The Irish Times view on the latest exchequer figures: corporation tax surprises again

The latest figures give some confidence about the outlook for this key tax heading, but the corporate tax take remains heavily reliant on three or four big companies

The latest official tax figures provide significant reassurance. After sharp year-on-year declines in the previous three months, corporate tax receipts rose strongly again in November from 2022 levels. Meanwhile, income tax and VAT remained solid. The exchequer targets for 2023 are now likely to be met and the outlook for 2024 looks more promising.

November is the key month for corporation tax payments, with €5 billion of last year’s total of €22.6 billion collected in that month alone. That this November’s figures showed an increase to €6.3 billion came as a surprise, given the weakness seen in recent months. In hindsight, it is now clear that the earlier figures were influenced by factors in a couple of companies. Elsewhere, corporate tax revenue continues to roll in.

The figures will lead to much relief in Government, as a fall-off in corporation tax would eat away at forecast budget surpluses over the next few years and lower the room for manoeuvre in managing the public finances.

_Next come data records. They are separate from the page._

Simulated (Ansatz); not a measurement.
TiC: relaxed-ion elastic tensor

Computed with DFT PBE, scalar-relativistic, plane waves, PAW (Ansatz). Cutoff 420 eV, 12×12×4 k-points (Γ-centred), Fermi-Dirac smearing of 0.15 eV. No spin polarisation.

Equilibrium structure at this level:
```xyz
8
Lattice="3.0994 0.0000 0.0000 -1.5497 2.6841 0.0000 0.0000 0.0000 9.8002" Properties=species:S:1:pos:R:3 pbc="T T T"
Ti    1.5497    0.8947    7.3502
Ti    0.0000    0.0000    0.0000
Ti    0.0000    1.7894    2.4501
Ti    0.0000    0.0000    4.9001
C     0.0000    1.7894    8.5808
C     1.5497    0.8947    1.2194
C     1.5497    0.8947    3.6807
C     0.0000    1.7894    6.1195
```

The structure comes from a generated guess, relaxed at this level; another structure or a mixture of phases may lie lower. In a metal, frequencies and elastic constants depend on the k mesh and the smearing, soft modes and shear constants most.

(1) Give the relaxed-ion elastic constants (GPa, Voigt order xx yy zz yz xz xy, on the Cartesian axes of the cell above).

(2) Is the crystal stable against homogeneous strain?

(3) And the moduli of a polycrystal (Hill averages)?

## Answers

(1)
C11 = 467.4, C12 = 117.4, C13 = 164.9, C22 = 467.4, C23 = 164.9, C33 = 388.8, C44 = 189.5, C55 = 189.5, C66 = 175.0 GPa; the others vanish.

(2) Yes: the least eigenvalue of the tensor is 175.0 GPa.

All that said, the trends in recent months do underline the point made repeatedly by Minister for Finance Michael McGrath and his predecessor and now Minister for Public Expenditure, Paschal Donohoe, that corporation tax receipts remain vulnerable to the fortunes of a small number of sectors and a few companies within them. They are also reliant on the tax planning structures used by these companies, which can change over a relatively short period.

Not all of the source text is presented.